Aesthetic Realism sees these matters, with all their personal turbulence, in a way that gives a deep dignity to the human self. Aesthetic Realism shows that they have to do with what art is. They are about the big opposites, the aesthetic opposites, of self and world. They are about what Eli Siegel described as the largest fight in every person: “the fight between respect for reality and contempt for reality.”
In these essays we see what was always present as Eli Siegel wrote or spoke: knowledge at one with kindness. He had more of both than any other person I’ve heard of or known. And we see what so distinguishes Aesthetic Realism: it is philosophy in the fullest sense, and is also down-to-earth, immediate. It makes sense of our minute-to-minute lives—including our life within, our bewildering feelings and thoughts.
—Ellen Reiss, Aesthetic Realism
Chairman of Education
What Has Aesthetics to Do with Feeling Bad?
or, The That in Us We Don’t Care For
By Eli Siegel
1. Are the World & Yourself Aesthetic Situations?
Aesthetic Realism is a way of looking at the world, saying: The world, like oneself, like art, is a oneness of contrary things, or opposites; and the world, as real, being a oneness of contrary things, is aesthetic. To see the world really, then, is to see it as aesthetic. And because the world, as real, is aesthetic, we come to the term Aesthetic Realism.
Unfortunately, these words won’t mean as much as they should to many people. How, then, is Aesthetic Realism about people at this very moment?

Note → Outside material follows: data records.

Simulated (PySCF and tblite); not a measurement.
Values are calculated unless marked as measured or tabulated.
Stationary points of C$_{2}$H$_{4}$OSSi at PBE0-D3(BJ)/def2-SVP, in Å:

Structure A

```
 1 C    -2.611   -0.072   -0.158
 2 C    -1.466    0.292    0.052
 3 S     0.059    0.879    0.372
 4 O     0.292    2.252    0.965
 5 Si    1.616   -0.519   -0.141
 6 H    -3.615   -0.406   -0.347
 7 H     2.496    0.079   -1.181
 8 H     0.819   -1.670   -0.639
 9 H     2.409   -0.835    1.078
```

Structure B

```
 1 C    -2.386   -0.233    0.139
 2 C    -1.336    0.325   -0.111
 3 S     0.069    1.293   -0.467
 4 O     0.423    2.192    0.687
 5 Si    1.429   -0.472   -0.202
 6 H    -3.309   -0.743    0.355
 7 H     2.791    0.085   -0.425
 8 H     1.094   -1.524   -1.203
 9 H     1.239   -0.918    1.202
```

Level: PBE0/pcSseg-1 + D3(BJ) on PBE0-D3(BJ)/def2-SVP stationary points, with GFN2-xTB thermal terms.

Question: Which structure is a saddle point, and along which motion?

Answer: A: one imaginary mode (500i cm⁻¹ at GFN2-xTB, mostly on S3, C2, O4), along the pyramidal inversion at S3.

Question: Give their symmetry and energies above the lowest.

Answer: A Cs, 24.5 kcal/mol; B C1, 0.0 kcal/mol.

First of all, Aesthetic Realism is critical. It is critical always.
In a vague and lingering way, people feel that the goodness of their lives is in proportion to how well related they themselves are to the outside world. Every person knows, in a fashion, that to be happy is to get along with the world.
It is important to see what “get along” means. Could it be that the one way to get along with the world, to feel right and proud, is to be in an aesthetic relation with the world? This is what Aesthetic Realism says.
And Aesthetic Realism says that a man cannot get along with a woman, or a woman with a man, or any person with any person, unless one is in a good relation with the world; that is, an aesthetic relation. Another tall statement, certainly, but verifiable.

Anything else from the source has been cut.